All Mexico Roller Derby Championships
I tried to use the flight for writing but my lack of sleep caught up fast and I was out like a light for the majority of the ride.
After making the decision to open our relationship, I spent the next week or so trying to process and make sense of what I was feeling. My brain kept trying to understand what was going on by comparing. I wondered what their interactions were like if they were anything like ours? What happened if he fell in love with her? How did she compare to me? Was she “better” than me? Was there something that she was giving I couldn’t? While I never for a moment doubted Zack’s love for me, I remember also very much wanting the reassurance. I wanted to make sure nothing had changed between us. And I was needing that support bit more than I cared to admit. I really wanted to be that person that just instantly understood everything and was “okay” with it right away. But I kept going back and forth between logical understanding and having my raw emotions take over.
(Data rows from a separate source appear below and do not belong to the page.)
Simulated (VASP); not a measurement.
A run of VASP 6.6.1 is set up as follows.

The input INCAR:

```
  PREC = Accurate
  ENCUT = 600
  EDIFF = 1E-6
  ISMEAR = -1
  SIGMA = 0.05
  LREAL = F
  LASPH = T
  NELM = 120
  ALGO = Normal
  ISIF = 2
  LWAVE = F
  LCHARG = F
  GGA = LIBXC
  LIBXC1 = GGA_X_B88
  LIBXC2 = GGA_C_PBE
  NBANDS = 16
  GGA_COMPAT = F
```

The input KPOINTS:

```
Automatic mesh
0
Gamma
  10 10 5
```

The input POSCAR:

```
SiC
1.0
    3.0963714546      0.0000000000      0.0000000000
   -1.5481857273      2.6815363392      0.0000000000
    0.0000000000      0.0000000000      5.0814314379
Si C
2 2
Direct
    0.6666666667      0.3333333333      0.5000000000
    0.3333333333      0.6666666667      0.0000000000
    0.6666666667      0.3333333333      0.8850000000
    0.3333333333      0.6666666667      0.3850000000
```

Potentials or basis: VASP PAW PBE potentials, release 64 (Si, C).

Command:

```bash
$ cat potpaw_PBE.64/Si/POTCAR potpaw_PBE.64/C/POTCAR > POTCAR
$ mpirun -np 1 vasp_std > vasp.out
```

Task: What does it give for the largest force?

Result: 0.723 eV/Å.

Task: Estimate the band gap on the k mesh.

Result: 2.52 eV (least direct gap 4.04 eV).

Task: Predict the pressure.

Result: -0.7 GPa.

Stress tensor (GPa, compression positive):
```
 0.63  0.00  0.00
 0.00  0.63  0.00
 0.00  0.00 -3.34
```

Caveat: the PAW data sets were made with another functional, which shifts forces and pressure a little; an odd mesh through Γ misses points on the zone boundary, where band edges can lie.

The bridge between knowing something and your feelings about that thing is often hard to cross, and this was going to take some time. I felt all of those old fears and insecurities from my past come rushing back again. Before Zack, I had only been in two prior relationships. The first was in my freshman year of high school and it ended very abruptly. We had been very close friends for many years and I really cared for him. Losing that relationship and more importantly, that friendship, without any warning, was very hard for me. For whatever reason, it left such an impression that every relationship after, I have been afraid that something would change. That it would end immediately like that again and that I would be left alone, hurting, in pain, and wondering what I did wrong. The second relationship was my ex-husband and we were together for 9 years. That is a lot of time and effort put into a relationship, even if it wasn’t the healthiest. When I found out he was cheating on me it also left quite the mark. He intentionally and purposefully hid his inappropriate actions with other woman from me and went to great lengths to do so. He then lied to me and made me feel as if it was my fault when I found out. This once again left me feeling very self-conscious, hurt and with a lot of questions. My head was reeling and I was trying so hard to keep it all separate.
Were my feelings about what was happening right now legitimate or was I projecting? I knew that this was a completely different relationship, and more importantly, a partnership. This was being done with complete openness. Yes, it was incredibly hard to hear about at times, but life isn’t always easy is it? No, I wasn’t upset at him and was not holding his feelings against him; how could I? He was completely upfront and honest with me from the very beginning. He wasn’t cheating because there is complete consent and knowledge by all parties. So why was I having such a hard time with this?
After quite a bit of self-analysis, I realized that one of the things I was having a really tough time with was him not physically being here to reassure me. While I was getting the verbal and emotional reassurance, I really wanted that physical too. I missed Zack. I not only wanted a hug and a kiss, but I also wanted those little moments that we share together that had come to mean so much to me. I wanted to feel that everything was alright and that nothing had changed. And right now, I just couldn’t have it. I was also having to come to terms with the fact that Montserrat was getting that time with him. And that was proving to be tough for me to cope with. But I also knew that this was something I was going to need to work through if this was going to work. At least now that I was aware of it, I could stop it from having power over me and my thoughts. I soon came to realize that while this wasn’t going to be easy and I wasn’t processing it all nearly as quickly as I would have liked, this was just something that I was going to have to work through and, like him, just continue to move forward.